[Summa-devel] ANNOUNCE: Summa 1.5.0 and license change to Apache 2

SourceForge Headquarters 225 Broadway Suite 1600 San Diego, CA 92101 +1 (858) 454-5900

On behalf of the Summa team I am proud to announce the immediate
availability of Summa 1.5.0. It's been almost two months since our last
release, which means that this has been a longer release cycle than
usual. Indeed this announcement mail is also longer than usual so go
grab a cup'a before you read on.

As always you can get the release from:

https://sourceforge.net/projects/summa/files/releases/1.5.0

ABI BREAK
First of all you might have noticed that the minor version has been
bumped from 4 to 5. This is because we had to break the binary interface
(ABI) in order to roll in some new features. API and source
compatibility has been retained, so fear not.

What an ABI break means that RMI services can not talk together because
the wire format of the serialized classes have changed. This means that
you have to upgrade you entire Summa stack to the 1.5.0 series in one go
if you want to make the change.

NOTABLE NEW FEATURES
The reason that we changed the ABI was in order to add some new methods
to the Storage interface. The biggest visible change is the new
Storage.batchJob() method. It allows you to run a script that resides in
the classpath of the Storage process on a specified subset of the
storage. The script can be in any scripting language supported by the
JVM via the ScriptEngine SPI. This has been tested with the native
Javascript support of Java 6 as well as Python/Jython (requires Jython
>= 2.5.1 in the classpath).

We have also added variants of Storage.flush() and Storage.flushAll()
that takes a set of metaflags affecting how the flushed record(s) should
be updated. One new thing enabled this way is the flag that says not to
update a record if it is already stored in the same state (eg. all
fields are identical).

LICENSE CHANGE
We have changed the license to Apache 2 (was LGPL 2 before that). There
are many reasons for this, but a few of the main ones are:

 - Ease code flow between Summa and Lucene, and Summa and Solr. This is
   especially important now that we are engaging more in upstream
   development (more on this in the blog later[1]).
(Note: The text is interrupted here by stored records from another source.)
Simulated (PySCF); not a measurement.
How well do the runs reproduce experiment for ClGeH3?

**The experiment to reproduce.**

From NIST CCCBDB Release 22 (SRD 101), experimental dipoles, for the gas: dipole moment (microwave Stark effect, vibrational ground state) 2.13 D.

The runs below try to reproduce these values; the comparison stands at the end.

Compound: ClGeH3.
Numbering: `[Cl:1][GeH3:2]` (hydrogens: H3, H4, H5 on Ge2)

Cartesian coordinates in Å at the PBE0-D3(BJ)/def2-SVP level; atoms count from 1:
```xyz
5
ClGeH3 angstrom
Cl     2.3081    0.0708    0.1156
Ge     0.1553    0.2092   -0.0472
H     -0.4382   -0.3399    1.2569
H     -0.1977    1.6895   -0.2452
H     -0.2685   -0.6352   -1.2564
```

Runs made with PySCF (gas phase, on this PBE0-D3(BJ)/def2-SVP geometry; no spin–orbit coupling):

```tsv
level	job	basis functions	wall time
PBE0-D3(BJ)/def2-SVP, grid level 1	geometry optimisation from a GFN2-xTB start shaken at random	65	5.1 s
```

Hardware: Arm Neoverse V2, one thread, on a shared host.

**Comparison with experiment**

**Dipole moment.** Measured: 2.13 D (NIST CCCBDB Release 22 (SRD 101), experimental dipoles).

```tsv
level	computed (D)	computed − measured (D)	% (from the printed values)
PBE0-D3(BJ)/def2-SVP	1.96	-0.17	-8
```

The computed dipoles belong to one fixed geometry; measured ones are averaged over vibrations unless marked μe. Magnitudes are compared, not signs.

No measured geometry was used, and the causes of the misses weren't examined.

 - Ease vendor adoption. It is a known fact that some vendors stay away
   from copyleft licenses by principle. Whether or not this is a good
   thing is besides the point, we just want people to deploy Summa
   anywhere it's applicable

RELEASE SUMMARY
The release summary is longer than usual and includes, not only new
features, but also some important bug fixes:

========================
2010-01-27: Summa 1.5.00
========================

 * NOTICE: Convert entire Summa source tree to Apache 2 license

 * Storage ABI break (source compatibility preserved): Add variants
	  of flush() and flushAll() that takes an extra QueryOptions
	  parameter.

 * ABI break: Add setter methods for QueryOptions.meta(). We alreay
	  broke the Storage binary protocol so it's no biggie.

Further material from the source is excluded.